Enforcement of state pot industry hazy
U.S. attorney issues vague reply to Sessions’ change
The Bay State’s top prosecutor cast the state’s fledgling marijuana industry into further disarray, responding to pleas for clarity with a hard-line response indicating that no one in the state’s now legalized pot market is “immune” from prosecution.
U.S. Attorney Andrew Lelling’s statement yesterday came just hours after weed advocates asked him to further explain how he’d police the industry in the wake of Attorney General Jeff Sessions’ move to rescind an Obama-era policy that allowed states to pursue legalized pot.
Sessions’ decision effectively leaves it to federal prosecutors in each state to determine how they’ll enforce a federal law that still bans marijuana sales.

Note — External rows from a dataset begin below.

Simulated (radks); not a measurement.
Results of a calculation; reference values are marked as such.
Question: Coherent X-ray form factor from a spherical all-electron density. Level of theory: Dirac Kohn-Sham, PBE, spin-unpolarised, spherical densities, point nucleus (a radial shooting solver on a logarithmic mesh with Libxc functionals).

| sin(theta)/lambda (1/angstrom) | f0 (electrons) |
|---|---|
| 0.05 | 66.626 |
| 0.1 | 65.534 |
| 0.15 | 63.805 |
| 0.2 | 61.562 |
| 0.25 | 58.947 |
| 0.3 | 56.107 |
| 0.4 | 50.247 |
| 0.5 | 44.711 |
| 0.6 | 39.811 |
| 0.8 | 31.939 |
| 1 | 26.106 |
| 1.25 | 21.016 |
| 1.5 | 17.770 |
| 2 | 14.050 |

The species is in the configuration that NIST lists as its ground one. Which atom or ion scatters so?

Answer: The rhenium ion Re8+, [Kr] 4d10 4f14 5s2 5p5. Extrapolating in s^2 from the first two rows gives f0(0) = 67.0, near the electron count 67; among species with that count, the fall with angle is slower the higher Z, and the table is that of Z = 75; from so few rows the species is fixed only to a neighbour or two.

But with legal sales looming on July 1, Lelling offered little comfort, saying he “cannot ... provide assurances that certain categories of participants in the state-level marijuana trade will be immune from federal prosecution.”
He added: “Deciding, in advance, to immunize a certain category of actors from federal prosecution would be to effectively amend the laws Congress has already passed, and that I will not do.”
Lelling is a Trump appointee who took over the Boston office last month.
The announcement immediately sent ripples through the state and nation, where other U.S. attorneys have offered softer, if not more reassuring, responses for those operating in states where marijuana use and sales have been legalized.
That includes Colorado, where the U.S. attorney indicated that rescinding the so-called Cole Memo would change little in that office’s approach.
“It’s difficult to move forward if you’re not sure on the first day of sales whether there will be FBI agents knocking on doors across the state,” said Jim Borghesani, a spokesman for the Marijuana Policy Project and a leader of the group that pushed the 2016 ballot question legalizing recreational pot in Massachusetts.
Lelling offered that he’d approach the industry on a “caseby-case basis” and cited his office’s “limited federal resources.”
Within hours of releasing his statement yesterday, Lelling’s office sent out a press release touting a seven-year sentence it scored against a California man who ran a marijuana ring.
State officials, including Gov. Charlie Baker, have said they intend to stand by the decision of voters to legalize the drug.
Attorney General Maura Healey, too, has prodded Lelling to provide more information, releasing a statement yesterday asking him to “clarify his enforcement priorities to provide guidance to Massachusetts municipalities, residents and businesses.”
Steve Hoffman — chairman of the Cannabis Control Commission, which oversees the industry in the state — is expected to address the developments at a regularly scheduled meeting today, according to board officials.